Doyle Brunson

Some of the world’s best players just seem to be naturally good at poker for no particular reason.  While others have doctorates in various mathematics disciplines and other talents which provide them with the ability to work out odds, some players such as Doyle Brunson appear to just have an instinct for the game.

Brunson has an almost unequalled record in the WSOP tournaments and more bracelets than he can’t barely lift his arm but more of that later.

Born in the tiny Texas town of Longworth in August 1933, he was more of a promising athlete in his younger days.  He says that running between the local towns enabled him to improve and maintain his fitness and if it hadn’t been for a serious leg-break he may well have been a serious basketball player.

After completing University (a Masters in Administrative Education), he began working as a salesman but on the first day was invited to a game of Five Card Stud at which he won the equivalent of a months salary.  He had already been a keen poker player and soon after he turned professional.  He became something of a rounder and travelled the Southern states, playing in illegal games where the risk of being robbed of your winnings afterwards was something of an occupational hazard.

With a group of fellow rounders, they headed to Las Vegas, pooled their money and managed to lose all of it, subsequently deciding to continue their respective careers alone.  Brunson stayed in Las Vegas and was among the first group to play in the inaugural first World Series of Poker in 1970.

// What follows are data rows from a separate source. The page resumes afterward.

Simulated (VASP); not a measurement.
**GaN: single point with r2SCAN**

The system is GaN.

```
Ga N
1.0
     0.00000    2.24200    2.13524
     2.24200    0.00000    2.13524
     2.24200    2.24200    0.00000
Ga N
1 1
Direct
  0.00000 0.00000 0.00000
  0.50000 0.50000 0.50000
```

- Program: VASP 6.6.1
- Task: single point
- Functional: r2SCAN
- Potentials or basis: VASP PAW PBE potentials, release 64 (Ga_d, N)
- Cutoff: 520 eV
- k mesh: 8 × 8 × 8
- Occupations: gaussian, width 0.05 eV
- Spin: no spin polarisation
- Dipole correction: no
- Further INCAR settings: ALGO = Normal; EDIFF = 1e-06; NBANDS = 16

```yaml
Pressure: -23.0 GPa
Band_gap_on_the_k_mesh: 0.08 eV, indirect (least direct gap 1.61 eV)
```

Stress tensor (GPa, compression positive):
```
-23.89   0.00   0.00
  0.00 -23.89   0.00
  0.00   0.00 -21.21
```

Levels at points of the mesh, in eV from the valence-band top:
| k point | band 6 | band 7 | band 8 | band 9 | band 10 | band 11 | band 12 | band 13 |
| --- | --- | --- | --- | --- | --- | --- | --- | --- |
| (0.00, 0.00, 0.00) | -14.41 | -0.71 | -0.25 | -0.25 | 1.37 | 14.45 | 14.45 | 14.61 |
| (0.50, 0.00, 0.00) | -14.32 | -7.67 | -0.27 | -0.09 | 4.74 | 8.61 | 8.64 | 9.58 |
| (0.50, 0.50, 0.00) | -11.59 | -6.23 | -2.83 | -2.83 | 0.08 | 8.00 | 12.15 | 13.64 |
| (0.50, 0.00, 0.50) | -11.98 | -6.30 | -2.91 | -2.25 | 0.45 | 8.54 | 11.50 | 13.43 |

From this point Brunson’s career went from strength to strength and he won his first bracelet in 1976, winning the WSOP Main Event and winning it again in 1977 – the first player to do this.  He actually has 10 WSOP bracelets and 34 money finishes, not to mention a WPT title and six WPT money finishes.

Like other poker pros, Brunson is a published author on the subject, releasing Super System – A Course in Power Poker in 1978, and then a tweaked version again in 2004.

In 2006 Bluff Magazine  voted him the #1 most influential force in poker and not many would argue with that.